Though Mpuuga isn’t openly backing protests, when prices rose steeply in 2011 he was named the coordinator of a pressure group labelled Activists for Change (A-4-C) which championed protests which were violently crushed by security agencies, but still Dr Besigye, who had just rejected the outcome of the presidential election, came out as the poster boy.

Stamping authority

NUP stamped its authority over the politics of the Kampala metropolitan area and was expected to take a lead in protests since skyrocketing prices normally affect the poor town-dwellers who voted for them.

“They failed the first test in the first two months after the elections. They had momentum with them after the elections to lead protests that would have put this government in a very tight position but they choose not to lead,” Yusuf Serunkuma, a Makerere University-based political theorist who has done research about NUP, said.

“Remember NUP MPs were not voted for because they know policy, because even those who voted for them didn’t know them. They voted for them because the voters wanted them to confront the government.”

Bobi Wine addresses his supporters in downtown Kampala during protests against social media tax in July 2018. PHOTO/FILE

Before NUP morphed from People Power, they protested against government’s move to introduce over-the-top (OTT) tax.
But it seems the party had to reconsider the idea of protesting when security operatives killed more than 50 people in November 2020 while quelling protests following the arrest of NUP’s principal Robert Kyagulanyi Ssentamu, popularly known as Bobi Wine, who was on the presidential campaign trail in the eastern district of Luuka.

“These illegal arrests and abductions do not only have an impact on us as leaders but also on the population generally. By the time we went to the polls in January 2021, people were subdued.

People voted and their votes were robbed in broad daylight,” David Lewis Rubongoya, NUP’s secretary general, told Observer newspaper last year.

“Bullied by the events of November 2020 in which regime operatives opened fire and killed people in broad daylight, people were scared to come out and protest. It became clear to the people that we are not dealing with a civil person at all.

Remember people were not armed. So, if unarmed people are killed every time they protest, definitely that has an impact on them.” 

The move to slap murder charges on MPs Muhammad Ssegirinya and Allan Ssewanyana, who have spent months in jail, also seemed to have played a role in breaking the backs of NUP leaders.

“You have to think about your family because you have seen what has happened to your colleagues. They have been in jail over trumped-up charges,” a NUP MP who represents one of the nine constituencies that make up Kampala District said on condition of anonymity.

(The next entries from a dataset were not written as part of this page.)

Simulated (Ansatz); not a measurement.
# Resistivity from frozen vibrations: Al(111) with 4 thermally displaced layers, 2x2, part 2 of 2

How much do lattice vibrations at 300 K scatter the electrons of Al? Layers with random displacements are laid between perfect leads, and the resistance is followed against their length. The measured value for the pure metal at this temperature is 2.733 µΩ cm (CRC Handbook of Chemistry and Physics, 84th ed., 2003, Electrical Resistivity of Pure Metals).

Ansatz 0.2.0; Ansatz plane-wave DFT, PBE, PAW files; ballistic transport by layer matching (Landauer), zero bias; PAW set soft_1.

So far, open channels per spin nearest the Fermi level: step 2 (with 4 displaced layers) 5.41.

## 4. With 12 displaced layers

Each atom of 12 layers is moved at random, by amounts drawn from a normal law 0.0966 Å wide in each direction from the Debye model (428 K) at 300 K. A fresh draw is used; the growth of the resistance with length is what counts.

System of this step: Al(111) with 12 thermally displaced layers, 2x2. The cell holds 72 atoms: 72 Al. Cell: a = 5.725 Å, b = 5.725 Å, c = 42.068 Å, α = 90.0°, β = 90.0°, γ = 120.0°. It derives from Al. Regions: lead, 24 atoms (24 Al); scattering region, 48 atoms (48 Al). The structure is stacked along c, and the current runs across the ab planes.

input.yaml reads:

Police re-arrested Ssegirinya and Ssewanyana on September 7, 2021, in Masaka District shortly after they secured bail from the chief magistrate’s court. They were slapped with additional charges of terrorism, aiding and abetting terrorism, murder, and attempted murder, and remanded to Kigo Prison.

The charges stem from their alleged involvement in the Greater Masaka Region machete killings, which claimed the lives of more than 20 people between July and September 2021.

Change of strategy

With protests not looked at as an alternative to bringing about change, NUP has instead focused purely on activities that are less confrontational like participating in by-elections as they lay the groundwork for the 2026 General Election.

“The only part of Uganda that I have not gone to is western Uganda. We have been to the rest of the country building our structures. We have been to the east, north and here in central reorganising ourselves because the regime had bribed some of our mobilisers,” said Jeremiah Keeya Mwanje, a NUP councillor at Kampala City Hall who is charged with training the party’s cadres.

“I have been telling them what NUP is all about. For instance, our ideology and how they can recruit other people into the party.” 

NUP’s strategy of not engaging the State as they prepare for the next election sounds problematic to some people within Opposition.

Mr Samuel Walter Lubega Mukaaku, who has been Dr Besigye’s right-hand man in the protests, insists that looking at the next elections has always been a mistake Opposition commits without learning lessons.

“It’s not the first time you heard of that. You remember when FDC was leading Opposition and some within that party were saying the focus should be on building party structures and self-preserve rather than engaging in protests?” Mr Mukaaku, who was one of the early backers of Mr Kyagulanyi’s political career, explained. “You recall the [Jimmy Akena-led UPC faction] Akenas were saying that what the [former UPC president Olara] Otunnus were doing was wrong. Has it worked? And where have they finally ended up?” 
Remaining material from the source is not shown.